Tim Atkin reaffirms Ribera del Duero’s ‘enormous potential’ for fine wines
In a virtual talk and tasting of wines from the DO yesterday, Tim Atkin MW said that in order for people to understand Ribera del Duero, they must think of it in term of its fine wine.
Wine critic Tim Atkin MW yesterday attributed Ribera del Duero’s enormous potential for fine wines to the region’s “mosaic” of different soils. He further called for the DO to produce a detailed soil map charting Ribera’s estimated 30 or so soil types, ranging from “blindingly white limestone” to sandy clay and alluvial, to help consumers understand exactly what it is they are tasting.
According to Atkin, the quality of Ribera’s fine wines is often down to producers “blending across the region”, essentially cherry picking from this tapestry of different soil types to create something extraordinary.

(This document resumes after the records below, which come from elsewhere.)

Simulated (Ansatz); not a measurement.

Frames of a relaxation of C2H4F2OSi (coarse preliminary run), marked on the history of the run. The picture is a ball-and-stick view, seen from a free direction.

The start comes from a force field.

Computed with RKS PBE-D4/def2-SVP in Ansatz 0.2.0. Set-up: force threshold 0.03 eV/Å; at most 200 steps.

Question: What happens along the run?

He said “These are not wines for easy drinking. They can be quite tannic, but they’re meant to be.” Atkin described the style of Ribera wines, often characterised by their “chalky freshness” as being “wines definitely made to age”, and revealed that they are “at their best following ten to 15 years in bottle”.
“People really need to think of Ribera as a fine wine region,” said Atkin during the discussion, who added that the region is often misunderstood, and blamed a “lack of familiarity” for people painting all of its wines with the same brush.
“There was this paradigm in the 1990s, where Ribera wines were big, bold, powerful, with high alcohol content of around 14-15%,” Atkin said. “Now there’s much more freshness, nuance and balance coming through with these new wines.”
Atkin, who produced a detailed report on the region in 2021 following an intensive 11-day trip there, also credited the more relaxed and open-minded approach of Ribera’s DO, which he says is quicker on its feet and “unlike Rioja, has the buy-in of its producers.”
One of the highest winemaking regions in Europe, Ribera del Duero also has one the most “brutal” climates of all, with temperatures plummeting to -10 degrees centigrade in winter. Frosts are a “constant threat” and a local expression claims that Ribera has “nine months of winter, three months of hell.”
In 2017, a particularly tough vintage, many winemakers lost 50% of their crop to frost, where it was so cold during picking season that wineries lit bonfires in the fields to warm workers.
Ribera wines are largely Tempranillo based (there are around 24,000 hectares under vine in the DO and of these, 23,000 hectares are planted with Tempranillo). A wine must contain a 75% minimum of Tempranillo in order to be part of the DO.
The province of Burgos is home to 73% of vineyards and many of the region’s key winemaking villages, while Valladolid has 21% of the region’s plantings.
After tasting more than 530 wines from the region, Atkin awarded every wine in his Top 100 Selection 94 points or more for the first time ever.